STATEN ISLAND, NYC
Among the five boroughs, Staten Island stands apart. Its suburban character can either be seen as an affront to the haughty urban sensibility of New York City, or as a refuge from it. But for a broad spectrum of New Yorkers, the so-called "forgotten borough" is largely a mystery.
Every year, 1.5 million tourists ride the Staten Island Ferry for its free views of the Statue of Liberty, but few venture beyond the St. George ferry terminal before catching the next boat back to Manhattan. If they were to hop on the Staten Island Railroad instead, they could ride it all the way to the "South Pole" of New York State. There, a dead end marks the southern terminus of Arthur Kill Road.
The street winds its way through some of the most sparsely populated areas of New York City, skirting the waterway it's named for. It is a capricious landscape, where strip malls and tract housing rise beside active industry and pockets of historic architecture. Between and beyond them, in spaces untouched for decades, scenes of the truly ancient unfold, colored by a maritime tradition that has all but vanished from the city at large.

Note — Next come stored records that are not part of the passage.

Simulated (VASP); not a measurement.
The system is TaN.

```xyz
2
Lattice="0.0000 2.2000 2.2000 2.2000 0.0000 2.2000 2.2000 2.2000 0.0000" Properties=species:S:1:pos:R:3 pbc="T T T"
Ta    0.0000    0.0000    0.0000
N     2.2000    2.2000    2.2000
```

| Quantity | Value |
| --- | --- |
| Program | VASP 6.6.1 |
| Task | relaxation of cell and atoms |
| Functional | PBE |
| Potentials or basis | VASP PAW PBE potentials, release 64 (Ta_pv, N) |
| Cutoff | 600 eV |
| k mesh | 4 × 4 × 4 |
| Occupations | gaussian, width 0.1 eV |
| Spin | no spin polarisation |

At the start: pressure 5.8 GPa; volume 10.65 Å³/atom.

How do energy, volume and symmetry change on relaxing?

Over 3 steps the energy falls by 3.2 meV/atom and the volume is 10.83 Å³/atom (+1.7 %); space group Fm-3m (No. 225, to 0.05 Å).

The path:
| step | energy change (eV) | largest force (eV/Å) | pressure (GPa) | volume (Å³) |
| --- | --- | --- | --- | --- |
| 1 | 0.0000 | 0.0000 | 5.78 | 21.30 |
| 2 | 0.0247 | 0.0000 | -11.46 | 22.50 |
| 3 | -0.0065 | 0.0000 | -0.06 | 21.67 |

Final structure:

Tracing the perimeter of the island and penetrating its wooded center, along Arthur Kill Road and elsewhere, I've tried to capture the beauty and mystery of Staten Island's quiet corners. Here on the remote edges of the urban environment, the fabric of the city dissolves, and the past is laid bare through the natural process of decay.
The feeling is anything but suburban. At certain times of year, in a certain light, these relics transcend their surroundings, entering the realm of myth and the imagination.